Tour A Nature Based Farm To Cap Off Earth Week!

from the Driftwood (local newspapera0

After an event-filled “Earth Week”, what could be nicer than a weekend visit to an organic farm where farmers demonstrate sustainability in action! One of Salt Spring’s organic farms has generously agreed to open their gates to the public this weekend, to offer a tour of educational inspiration.

On Sunday April 25th at 1pm, in the upper valley of Duck Creek visitors are welcome to a guided tour of the farm’s thirteen acres of ecological biodiversity. The farm hosts organic market garden plots, two small orchards, meadow lands, a five acre wood and three acres of set aside conservation stream habitat. Duck Creek Farm is owned and operated by John Wilcox and Sue Earle. John is a 6th generation farm person who’s family first homesteaded near Woodslee Ontario in 1835. John moved to Salt Spring Island in 1973 and began farming at Duck Creek twenty years ago.

Duck Creek Farm yields bountiful fruit, herb and vegetable crops using ecological biodiversity principles. Biodynamic production is employed as a non-chemical farming method which focuses on natural soil and plant growing principles.

Since 1992, the Island Stream and Salmonid Enhancement Society have supported a fish and wildlife habitat restoration project on the farm. Cutthroat Trout and Coho Salmon and many of natures riparian creatures inhabit the farm on a year-round basis in the stream and nine ponds John created on the farm. Beavers in the Creek have maintained a high water table which helps to sub-irrigate some vegetable plots. The three acre conservation habitat set aside John and Sue now support has been recognized by the Conservation Partnership Program of the Land Conservancy of BC (TLC). The BC Ministry of Agriculture and Lands also cites Duck Creek Farm as a prime example of agricultural biodiversity in action on its provincial website.

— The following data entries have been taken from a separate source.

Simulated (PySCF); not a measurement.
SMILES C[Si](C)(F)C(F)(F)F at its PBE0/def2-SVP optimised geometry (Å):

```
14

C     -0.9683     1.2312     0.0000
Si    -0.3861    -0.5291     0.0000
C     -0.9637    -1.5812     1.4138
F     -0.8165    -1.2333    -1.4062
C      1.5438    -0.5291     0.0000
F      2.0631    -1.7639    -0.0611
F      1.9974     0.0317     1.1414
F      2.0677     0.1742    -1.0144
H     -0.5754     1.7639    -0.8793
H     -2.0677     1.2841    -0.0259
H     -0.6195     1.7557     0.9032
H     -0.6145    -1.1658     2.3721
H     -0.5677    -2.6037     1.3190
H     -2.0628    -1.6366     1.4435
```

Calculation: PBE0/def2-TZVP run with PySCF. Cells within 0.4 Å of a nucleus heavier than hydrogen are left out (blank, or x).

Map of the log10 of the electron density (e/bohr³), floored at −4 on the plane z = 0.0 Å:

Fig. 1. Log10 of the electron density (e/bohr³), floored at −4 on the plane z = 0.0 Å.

John is as passionate about community agriculture as he is about farming with nature. “We need to re-populate our farms, and find new ways to make local farming more affordable to the next generation. The way things are going, we’re becoming much more reliant on local food sources”, adds John, who observes that within the next ten years escalating oil prices and climate conditions will lead to a massive shift away from industrial reductionist commodity production to local and natural small farm food production. John was a strong advocate for – and sat on the Area Farm Plan Steering Committee for the Island. He is a past member of many provincial farm organizations and the Islands Trust Agricultural Advisory Committee. He also assisted in the development of Salt spring’s Community Farmland Trust. Every day is Earth Day on Duck Creek says John. Enjoy a lovely farm afternoon to celebrate an integrated piece of a sustainable, earth-friendly future.